I am trying to implement the range reduction operation for trigonometry. But instead I think it might be better to just perform a modulo pi/2 operation on incoming data. I was wondering what algorithms exist and are efficient for this operation for 32-bit IEEE 754 floating-point?
I have to implement this in assembly, so fmod, division, multiplication, etc. aren't available to me with just one instruction. My processor uses 16-bit words and I have implemented 32-bit floating point addition, subtraction, multiplication, division, square root, cosine, and sine. I just need range reduction (modulus) for inputting values to cosine and sine.

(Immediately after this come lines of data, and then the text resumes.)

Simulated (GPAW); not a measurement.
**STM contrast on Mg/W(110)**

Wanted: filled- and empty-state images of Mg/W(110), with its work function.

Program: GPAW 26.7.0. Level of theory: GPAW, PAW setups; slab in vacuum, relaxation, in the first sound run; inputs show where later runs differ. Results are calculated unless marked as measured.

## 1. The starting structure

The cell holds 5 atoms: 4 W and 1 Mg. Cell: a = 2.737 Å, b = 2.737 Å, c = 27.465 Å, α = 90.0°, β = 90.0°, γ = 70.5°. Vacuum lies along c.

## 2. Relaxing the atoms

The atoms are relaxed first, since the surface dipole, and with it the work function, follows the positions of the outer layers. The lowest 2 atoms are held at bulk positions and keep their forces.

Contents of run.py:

I think standard library's fmod()
will be the best choice in most cases. Here's a link to a discussion of several simple algorithms.
On my machine, fmod()
uses optimized inline assembly code (/usr/include/bits/mathinline.h
):
#if defined __FAST_MATH__ && !__GNUC_PREREQ (3, 5)
__inline_mathcodeNP2 (fmod, __x, __y, \
register long double __value; \
__asm __volatile__ \
("1: fprem\n\t" \
"fnstsw %%ax\n\t" \
"sahf\n\t" \
"jp 1b" \
: "=t" (__value) : "0" (__x), "u" (__y) : "ax", "cc"); \
return __value)
#endif
So it actually uses a dedicated CPU instruction (fprem) for the calculation.